The Colts still trailed by fifteen, but they hadn’t wilted. After the ugly interception, at what seemed the final breaking point, when lowly writers were ready to pack it in, turn off the game in disgust and move on, Peyton showed determination. And he started the second half in the exact same fashion. Spreading the ball, attacking the defense, winding the Patriots with jabs to the gut. Another long, solid drive, this one capped off by Peyton himself tossing his body over the line for the score. And suddenly, that Colts defense which had been looking so defeated, suddenly they knew that the game was on, that their leader could match the Golden Boy, if they just gave him the ball back. Three and out, Colts ball. Another long drive, another touchdown. This time using the Patriots move against them; defensive lineman, and former Patriot, Dan Klecko feinting to the outside, dummying his man, catching the ball and rumbling in for the score. It was like some bizzaro world. The great Patriots kicker, Adam Vinateri booting it for the Colts, Klecko scoring a touchdown for the Colts (how did New England not see that coming?), Manning calmly leading his team, and spreading the ball. An eighteen point comeback, 21-3, 21-6, 21-13, 21-19… It might be time to tie it up. Peyton, to who else, but Marvin Harrison, two point conversion is good. Tie game. Even watching, there’s a sense of disbelief. Tie game, but… Wow. Shock. The momentum not just swinging to Indy, but catapulting.

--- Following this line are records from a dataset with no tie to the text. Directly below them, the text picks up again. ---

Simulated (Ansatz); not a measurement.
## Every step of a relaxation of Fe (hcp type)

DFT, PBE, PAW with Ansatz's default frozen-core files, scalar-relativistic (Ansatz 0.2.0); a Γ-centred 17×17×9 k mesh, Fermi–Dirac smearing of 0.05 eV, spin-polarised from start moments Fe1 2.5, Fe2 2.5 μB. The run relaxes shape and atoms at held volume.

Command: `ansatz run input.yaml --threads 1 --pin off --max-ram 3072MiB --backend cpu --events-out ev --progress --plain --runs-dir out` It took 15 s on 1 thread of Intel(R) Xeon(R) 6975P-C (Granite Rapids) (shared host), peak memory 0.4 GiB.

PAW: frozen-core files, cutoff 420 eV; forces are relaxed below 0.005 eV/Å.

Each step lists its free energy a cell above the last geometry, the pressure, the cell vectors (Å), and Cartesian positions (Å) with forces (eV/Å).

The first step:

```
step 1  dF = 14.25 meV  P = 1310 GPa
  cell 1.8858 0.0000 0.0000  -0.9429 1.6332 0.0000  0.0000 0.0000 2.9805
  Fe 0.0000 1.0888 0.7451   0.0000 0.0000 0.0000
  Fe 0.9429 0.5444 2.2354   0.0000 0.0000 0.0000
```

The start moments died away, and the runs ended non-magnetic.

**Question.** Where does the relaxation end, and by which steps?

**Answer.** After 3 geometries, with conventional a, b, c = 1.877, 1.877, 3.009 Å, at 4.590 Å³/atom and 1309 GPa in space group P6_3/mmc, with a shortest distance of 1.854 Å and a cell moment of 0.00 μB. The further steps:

Of course, these are the Patriots and they aren’t rolling over. An eighty yard kickoff return by Ellis Hobbs makes the momentum stop. Dead. Five plays, twenty one yards, a short TD pass from Tom Brady to Jabbar Gafney, as though Brady is putting his foot on Peyton’s throat and saying, ‘come on, get up, and punch back.’ And, in the past, perhaps, that punch might have lacked something, but up off the matt Peyton came again. A seven play, 67 yard drive culminating, almost in a cruel twist of fate, in a fumble on the Patriots goal line. A fumble recovered, not by the Patriots, but by Indianapolis lineman Jeff Saturday. Two touchdowns by offensive linemen in the same game. In a championship game no less. Again Wow.

Two Patriot field goals, one for the Colts, a Peyton thumb scare, and some brain cramp penalties on both sides, and the Patriots are leading 34-31. With three minutes left the Colts go three and out and things are looking bleak, but as clumps of hair drop out of the clutched hands of this scribe, the Colts maligned D makes another key stop (helped by a dumb Patriots penalty), and Peyton takes the field with two minutes seventeen seconds left. Forget that he still has another decade of football left to play, this is his legacy moment. Three and out, the games over, Colts lose, the great play and comeback mean nothing, Peyton’s a choker. Eleven yards left to Wayne, first down. Incomplete pass, second down, another tug of the hair follicles hits the floor. Pacing, angst. Is it possible to bite your knuckle clean off? And then we come back to the ball in the air. Tight throw across the middle to Wayne, who slips a tackle and runs down field, only to what? Lose the ball in the air, momentarily stop my heart, add a new bizarre playoff failure to the litany of Dungy-Manning failures…

Then just like that Wayne reached up, grabbed it out of the air, and fell to the ground. It couldn’t have been more than a second, but my heart had no choice but to beat a hundred times faster to make up for the beat it had missed. Fortunately for the Colts, they had the man who supposedly cannot connect in the clutch at the helm. And what did he do? All he did was slow them down. Hand it off to Joseph Addai for 5 yards; run forty-five seconds off the clock, hand it off to Joseph Addai for three yards; force a New England timeout, hand it off to Joseph Addai for 3 yards… Touchdown. Just like that. Nothing fancy, just simple, hard mouth, tough guy football. From the soft perennially choking team.

One last desperation drive by the Golden Boy, which in this bizaro game, could only have ended in a game ending pick. Marlin Jackson stepping in front of a pass for Troy Brown and brilliantly falling stright to the ground. No, stupid run, no possible fumble. Right to the ground. A kneel by Peyton and the game’s over. The heart beating like () and the head looking increasingly like the Bald Man’s.

Of course it isn’t over for Peyton or Dungy. The Chicago Bears are still left to beat. The Bears, who are led by Dungy’s good friend, the great Lovie Smith. Two black coaches, ensuring that one will become the first to win a Super Bowl, but that’s a story for another day. For now, the Colts have done what seemed inherently impossible. They’ve beaten the Patriots, toppled Belichick, outplayed Brady. It’s over, Peyton won the big game…

Now I think I’m going to go and throw up.